Many systems are not architected to handle the Big Data 2.0 era that the IoT brings

Internet of Things (IoT) connected devices, including sensors and actuators, are predicted to triple to more than 46 billion units by 2021, according to new data from Juniper Research.

 

This 200 per cent increase from this year will be driven in large part by a reduction in the unit costs of hardware, the analyst said, with it expected to average close to the ‘magic’ $1 throughout the period.

 

The Internet of Things: Consumer, Industrial & Public Services 2016-201 research found that industrial and public services will post the highest growth over the forecast period, averaging over 24 per cent annually.

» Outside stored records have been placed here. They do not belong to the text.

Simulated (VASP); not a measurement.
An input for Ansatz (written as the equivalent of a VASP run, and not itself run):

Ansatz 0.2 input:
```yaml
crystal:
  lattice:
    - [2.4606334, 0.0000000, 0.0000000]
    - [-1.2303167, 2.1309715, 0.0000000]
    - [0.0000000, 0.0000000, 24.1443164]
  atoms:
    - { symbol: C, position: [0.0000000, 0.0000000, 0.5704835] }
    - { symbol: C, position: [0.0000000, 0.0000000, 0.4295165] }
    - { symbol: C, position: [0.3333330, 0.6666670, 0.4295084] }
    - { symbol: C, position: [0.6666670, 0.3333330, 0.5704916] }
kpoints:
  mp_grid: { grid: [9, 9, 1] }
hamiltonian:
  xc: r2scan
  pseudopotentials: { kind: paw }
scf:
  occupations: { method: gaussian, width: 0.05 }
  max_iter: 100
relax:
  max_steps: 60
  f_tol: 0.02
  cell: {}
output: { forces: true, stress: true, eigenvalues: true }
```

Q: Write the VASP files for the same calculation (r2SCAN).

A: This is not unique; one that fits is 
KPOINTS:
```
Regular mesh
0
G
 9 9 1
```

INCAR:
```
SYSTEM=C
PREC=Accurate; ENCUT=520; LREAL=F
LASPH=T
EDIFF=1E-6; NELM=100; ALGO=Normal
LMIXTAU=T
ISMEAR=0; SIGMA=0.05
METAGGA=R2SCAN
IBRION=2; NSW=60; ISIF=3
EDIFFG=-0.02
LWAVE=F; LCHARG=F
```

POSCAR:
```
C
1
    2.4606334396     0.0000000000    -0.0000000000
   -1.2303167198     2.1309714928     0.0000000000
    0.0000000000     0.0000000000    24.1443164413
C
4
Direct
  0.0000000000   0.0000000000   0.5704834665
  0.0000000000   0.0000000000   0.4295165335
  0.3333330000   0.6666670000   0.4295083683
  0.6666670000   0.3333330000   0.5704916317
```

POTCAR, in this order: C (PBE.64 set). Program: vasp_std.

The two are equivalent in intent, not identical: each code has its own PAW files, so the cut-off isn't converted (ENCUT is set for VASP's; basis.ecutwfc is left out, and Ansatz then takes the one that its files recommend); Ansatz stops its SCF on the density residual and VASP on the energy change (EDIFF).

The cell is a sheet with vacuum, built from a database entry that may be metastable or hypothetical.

However, the study cautioned that both providers and end-users will face tremendous challenges when considering IoT deployments at scale.

 

Juniper predicted that, without changes in attitude from some service providers, getting an IoT project off the ground would be too difficult for non-tech savvy customers. It noted that initiatives such as Exosite’s IoT Alliance (a large partner network) and Rubicon Labs’ flexible business models (pricing according to the value of the data in question) would be fundamental in driving market traction forward.

 

“The platform landscape is flourishing”, said Steffen Sorrell, author of the research. “However, analytics and database systems are, for the most part, not architected to handle the Big Data 2.0 era that the IoT brings”.

 

To this end, Juniper identified key areas where disruption is needed, such as spatiotemporal analytics and intelligent systems able to run on less powerful machines (eg routers).

 

Additionally, the study found that the security threat landscape is widening. IoT distributed denial-of-service (DDoS) ‘botnet’ attacks have become infamous in 2016, although in the medium-term, personal data theft, corporate data theft and physical asset damage will be the primary goals for IoT hackers.

It was found that enterprise and industry are investing heavily in security for the IoT. However, Juniper report said the consumer market landscape is woeful, with lax attitudes typified by UK ISP TalkTalk’s astounding “do nothing” Mirai Worm advice to consumers. The research contends that regulatory, corporate and media collaboration would be needed in order to improve the overall threat landscape.